Members repeatedly returned to a central legal question: whether home-rule charter authority allows Fargo to adopt a different voting system, or whether the Secretary of State has authority to require uniform election methods statewide. Representative Schneider and others defended home rule, citing state law that grants certain rights and responsibilities to charter cities; other members emphasized the Secretary of State’s interest in uniformity across jurisdictions.

The committee’s first recorded recommendation on the bill resulted in a tied outcome and failed; a subsequent roll call produced a due-pass recommendation. On the second roll call the committee recorded yes votes from Vice Chairman Satrim, Representative Carls, Representative McLeod, Representative Rohr, Representative Steiner, Representative Van Winkle and Representative Vetter, and no votes from Chairman Schauer, Representative Greenberg and Representative Wolfe; the motion carried (6 yes, 4 no, 4 recorded as absent or not voting in the transcript).

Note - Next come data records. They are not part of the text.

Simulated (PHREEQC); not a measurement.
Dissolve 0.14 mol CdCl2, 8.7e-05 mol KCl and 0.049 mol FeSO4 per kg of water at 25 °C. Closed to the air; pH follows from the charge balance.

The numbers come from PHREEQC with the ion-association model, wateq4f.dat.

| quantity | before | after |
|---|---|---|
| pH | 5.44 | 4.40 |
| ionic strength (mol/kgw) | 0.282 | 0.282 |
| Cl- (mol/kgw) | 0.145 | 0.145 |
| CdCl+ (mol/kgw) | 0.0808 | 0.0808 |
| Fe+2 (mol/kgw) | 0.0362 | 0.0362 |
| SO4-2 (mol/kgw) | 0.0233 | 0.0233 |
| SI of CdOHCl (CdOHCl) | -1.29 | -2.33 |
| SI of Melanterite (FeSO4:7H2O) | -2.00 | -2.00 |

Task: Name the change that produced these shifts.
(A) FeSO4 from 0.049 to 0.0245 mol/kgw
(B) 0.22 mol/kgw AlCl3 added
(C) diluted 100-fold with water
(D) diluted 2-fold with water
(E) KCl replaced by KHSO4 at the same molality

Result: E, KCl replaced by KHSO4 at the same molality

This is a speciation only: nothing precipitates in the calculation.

Speakers raised practical concerns about opening the door to multiple voting systems across cities. Representative Vetter argued uniformity is important so voters have a consistent experience statewide; Representative Schneider replied that home-rule status confers legally protected powers and cited civic education efforts in Fargo showing local support. Several members described being "torn" on the bill because of those competing principles.

The committee record shows the bill will proceed with the committee's recommendation; members noted the issue could resurface in conference committee or on the floor as cities and the Secretary of State continue to litigate the underlying legal boundary between state election uniformity and municipal home-rule authority.